Australian
Screen

an NFSA website



The Mad Century (2000)

Synopsis

Bruce Petty animates the 20th century’s achievements and conflicts in a cavalcade of doodles and rare newsreels from the past, guided by a thoughtful voice-over (Neville Thiele), so we can better understand the present.

Curator’s notes

If history books could be as entertaining and thought provoking as The Mad Century we would all be much keener students. True to his first calling as a political cartoonist, director-animator Bruce Petty looks behind the meaning of concepts, clichés and appearances.

No field of human endeavour escapes his fertile brain: art, music, industry, science, political grandstanding, human rights and human foibles are inventively connected and regularly examined for their true meaning. Well named, the mad 20th century is held up to the light so we may see some reason in it and better understand how history evolves and shapes us.
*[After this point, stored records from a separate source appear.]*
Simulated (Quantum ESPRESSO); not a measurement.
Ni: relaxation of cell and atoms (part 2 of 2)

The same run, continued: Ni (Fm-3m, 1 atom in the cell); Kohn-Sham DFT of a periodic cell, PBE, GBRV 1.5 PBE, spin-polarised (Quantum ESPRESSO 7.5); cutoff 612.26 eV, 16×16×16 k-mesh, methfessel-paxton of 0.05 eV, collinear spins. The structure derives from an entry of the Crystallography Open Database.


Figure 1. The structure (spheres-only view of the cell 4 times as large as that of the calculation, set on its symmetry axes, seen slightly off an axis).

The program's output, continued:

No other animation director has Petty’s array of gifts: the eye of an outstanding political cartoonist and commentator, a grasp of history made even more brilliant by decades of experience, and a satirical, human touch, so rare in this age of technology. With the Flash program now part of his palette and his son (sound designer Sam Petty) as part of his team, Bruce Petty illuminates our minds (again!) as no other animator can.

Bruce Petty’s filmography also includes the Oscar-winnning Leisure (1976), Hearts and Minds (1968) and Global Haywire (2007).

The Mad Century screened at the Melbourne International Film Festival and was broadcast on SBS Television in 2000.